Thursday 21 April 2022 | Written by Melina Etches | Published in Culture, National


Workshop teaches traditional voyaging navigating skills
The participants at the two-day Te Puna Marama Voyaging Foundation ‘Iri’iri Kapua no runga I te Tuku Kaveinga Maori a te Ui Tupuna’ workshop. MELINA ETCHES/22042004

Teaching should and must be taught in Te Reo Maori, says Cook Islands master navigator and captain Peia Patai.

Patai led Te Puna Marama Voyaging Foundation ‘Iri’iri Kapua no runga I te Tuku Kaveinga Maori a te Ui Tupuna’ – a two-day workshop to discuss, collect and document in Cook Islands Maori, our star, constellations and other traditional navigational terms. The workshop held at the National Auditorium is also to enable the creation of resources and a curriculum in Te Reo Maori to teach navigation in the Cook Islands.

Patai said: “This information we collect will be collated and used to teach traditional navigation in our Cook Islands Maori language.”

“We cannot teach it (traditional navigation) in English, it doesn’t feel right, we must teach it in our reo Maori …”

Patai recognises the wealth of traditional information held by the Pa Metua, the elders, who are considered the holders of knowledge. He has conducted the same workshop in Auckland, New Zealand where many of the older Cook Islands generation live.

“The biggest thing for us is to teach what we have learnt from the ‘holders of knowledge’, for us to teach the knowledge so it doesn’t disappear again.”

Maori names and titles will be compiled and recorded and from this list the navigators will decide which names they will adopt and use for their teachings.

Teachers, Te Kopapa Reo Maori language members, Vaka Marumaru Atua crew were among the mix of attendees at the workshop.

Pleased at the interest shown, Patai said: “I’m excited, and having some teachers present is good, they know how to teach…”

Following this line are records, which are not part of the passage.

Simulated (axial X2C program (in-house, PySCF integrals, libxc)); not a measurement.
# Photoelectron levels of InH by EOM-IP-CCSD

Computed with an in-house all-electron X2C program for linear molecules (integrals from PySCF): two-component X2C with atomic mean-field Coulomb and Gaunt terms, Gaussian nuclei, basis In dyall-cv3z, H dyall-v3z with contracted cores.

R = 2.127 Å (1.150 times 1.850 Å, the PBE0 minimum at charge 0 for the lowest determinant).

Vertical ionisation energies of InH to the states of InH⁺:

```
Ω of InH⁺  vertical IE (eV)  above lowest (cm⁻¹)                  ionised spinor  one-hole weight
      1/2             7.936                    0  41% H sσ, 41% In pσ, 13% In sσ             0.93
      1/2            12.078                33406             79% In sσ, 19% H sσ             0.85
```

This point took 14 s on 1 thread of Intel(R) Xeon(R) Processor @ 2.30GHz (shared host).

Te Puna Marama Voyaging Foundation member Cecile Martin acknowledged the support from Marumaru Atua – Cook Islands Voyaging Society, New Zealand High Commission and the Ministry of Cultural Development Cook Islands.

Presentations were delivered by Gerald McCormack and Joseph Brider from the Cook Islands Natural Heritage Trust, and Pwo navigator and captain Peia Patai. Topics of discussion included the star compass, initiation of a navigator and the use of kava in traditional ceremonies.